AUBURN — At the beginning of the year, Maine Sunday Telegram columnist Alan Caron called for “a movement to renew American intelligence” and urged Americans to “raise the bar on what we expect from … our children on learning.”

These are noble ends, old ends, but unfortunately our educational system does not provide time, resources or emphasis on application of knowledge to help Maine students to take action on major issues of local, state, national and international communities.

Increasing intelligence, promoting literacy and encouraging active participation are nothing new. Famous educators and philosophers, including John Dewey, Reginald Revans and Jean Piaget, dedicated years of their professional careers to championing experience and reflection as best routes for motivated exploration and acquisition of knowledge and content. Objectives such as leadership development, team building, problem solving, raising self-efficacy, building competitive advantage and engaging in the public sphere are just as relevant today as they were at the beginning of the 20th century.

I recently served on a Maine Department of Education teacher leader group that studied the decline of social studies education, knowledge and civic participation across the state. Issues that were reported by educators included little time to implement social studies curriculum because of profuse amounts of testing in reading and math; no state-mandated tests for social studies or science and ineffective professional development for teachers. However, there is an organization in the state that is providing support and resources to change this.

The Camden Conference was founded in 1987 as a nonprofit, nonpartisan educational organization whose mission is to foster informed discourse on world issues. Maine students are designing and implementing projects and solutions that address local, national and international issues in conjunction with the Camden Conference in the Classroom Program.

The Camden Conference supports Maine teachers who meet twice a year to develop programming for students about world affairs and contemporary global issues: subjects in need of serious attention if we are to prepare students for the multitude of global changes to come.

Students complete courses aligned with topics of the conference. This year, students are studying refugees and global migration, creating solution-based final projects and research papers that they share with public audiences.

The conference subsidizes tickets for 100 high school and 100 college students to participate in the Camden Conference’s annual foreign policy event in Camden, Belfast, Rockland and Portland in February. Students interact with journalists, diplomats, and policy experts from around the world and use the information they gain from the conference, school coursework and projects to foster change at the local, state, national or international level.

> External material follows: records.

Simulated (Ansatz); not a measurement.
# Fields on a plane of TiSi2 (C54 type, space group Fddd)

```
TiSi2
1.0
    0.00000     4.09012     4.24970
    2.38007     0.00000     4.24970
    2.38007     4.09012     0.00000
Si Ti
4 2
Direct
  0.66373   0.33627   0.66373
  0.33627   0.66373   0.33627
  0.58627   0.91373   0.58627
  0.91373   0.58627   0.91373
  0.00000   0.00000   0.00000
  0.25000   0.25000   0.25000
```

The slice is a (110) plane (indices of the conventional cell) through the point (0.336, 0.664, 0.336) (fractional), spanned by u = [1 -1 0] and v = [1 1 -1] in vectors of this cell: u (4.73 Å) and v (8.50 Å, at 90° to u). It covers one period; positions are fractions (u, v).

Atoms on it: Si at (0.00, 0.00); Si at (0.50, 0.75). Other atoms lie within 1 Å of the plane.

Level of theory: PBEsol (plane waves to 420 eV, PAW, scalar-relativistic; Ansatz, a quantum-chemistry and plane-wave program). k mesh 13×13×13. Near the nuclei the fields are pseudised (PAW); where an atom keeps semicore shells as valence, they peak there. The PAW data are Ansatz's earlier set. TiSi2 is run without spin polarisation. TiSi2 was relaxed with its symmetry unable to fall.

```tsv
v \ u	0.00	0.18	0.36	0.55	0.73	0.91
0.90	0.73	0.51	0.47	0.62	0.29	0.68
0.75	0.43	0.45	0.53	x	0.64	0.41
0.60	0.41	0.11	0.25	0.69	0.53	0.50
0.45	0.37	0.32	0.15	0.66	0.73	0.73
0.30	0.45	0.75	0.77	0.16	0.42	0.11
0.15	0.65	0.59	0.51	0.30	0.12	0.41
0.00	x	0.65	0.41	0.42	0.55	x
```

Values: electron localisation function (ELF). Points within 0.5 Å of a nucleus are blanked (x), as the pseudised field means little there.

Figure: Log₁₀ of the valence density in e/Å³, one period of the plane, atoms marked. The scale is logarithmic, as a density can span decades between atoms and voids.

Here are a few examples of student projects that were created as a result of engaged participation in education opportunities about world affairs:

 A fully translated handbook for newly settled immigrant families to assist with navigating a new school system upon settlement in the Lewiston, Auburn and Portland areas.

 Participation in the National High School Essay Contest, writing from the perspective of a diplomat working to address the global refugee/internally displaced people crisis.

 Movies, newscasts and podcasts to share with peers about immigrant experiences.

 Original works of art to show and sell to benefit local and global charities.

• Geographic Information System studies and research papers about global climate change, commercialization, poverty, technology and migration.

The world has made major shifts in the 21st century, and many of us went to school in the last century. Social studies teachers need to address 21st-century issues. Time and costs are very relevant for learning before teaching. Organizations like the Camden Conference that support Maine teachers can increase the number of student projects directly tied to relevant world issues. Interested community support is also vital to helping organizations to meet the needs of youth to increase informed action and preparation as effective citizens of the state, nation and world.